Boomers by Helen Andrews (Penguin, 2020) shows how little value now resides in signing a book deal with Penguin (even well before 2020). This thing was not fact-checked or in any sense vigorously edited.

I was interested only in the Camille Paglia chapter (self-evidently)

In Andrews’ cosmology, Paglia’s Glittering Images and Provocations were never published; Break, Blow, Burn exists in readers’ memories but treats them like retards (“and in 272 pages that book contains not one original insight. It is also written for the children’s table. Accommodating the general reader is one thing, interrupting your exegesis of ‘Because I Could Not Stop for Death’ to explain that tulle ‘is fine netting for veils and ballet costumes’ is something else”).

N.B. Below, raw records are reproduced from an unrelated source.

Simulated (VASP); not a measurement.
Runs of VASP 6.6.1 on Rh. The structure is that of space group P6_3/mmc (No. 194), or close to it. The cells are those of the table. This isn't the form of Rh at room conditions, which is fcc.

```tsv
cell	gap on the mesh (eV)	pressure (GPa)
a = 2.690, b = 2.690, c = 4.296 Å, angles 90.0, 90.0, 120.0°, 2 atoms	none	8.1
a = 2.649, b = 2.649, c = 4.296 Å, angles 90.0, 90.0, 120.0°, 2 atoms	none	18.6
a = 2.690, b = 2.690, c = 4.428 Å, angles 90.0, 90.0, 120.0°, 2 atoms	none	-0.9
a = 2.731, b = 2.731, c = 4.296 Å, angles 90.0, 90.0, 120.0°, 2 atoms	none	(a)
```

Obviously that endless sentence needed a semicolon. And here we begin an epic journey through antifa copy-editresses and their blue-haired incompetence.

  • Andrews simply gets things wrong – even facts that are readily verified online at home before submitting a manuscript.

    Her notoriety led Paglia to be profiled in Spin, the Advocate, and New York magazine, and lampooned repeatedly by the cheeky lads at Spy.

    Taking these in turn:

    1. Paglia wrote an advice column for Spy. I know, because I wrote the history. She wasn’t “lampooned.”

    2. New York in italics can be nothing but a magazine in this context.

  • Paglia was a fruit fly from an early age, as one might expect of a self-confessed Wildean.

    No, a faghag. Fruitfly (which is not two words) means a straight guy who hangs out at gay bars.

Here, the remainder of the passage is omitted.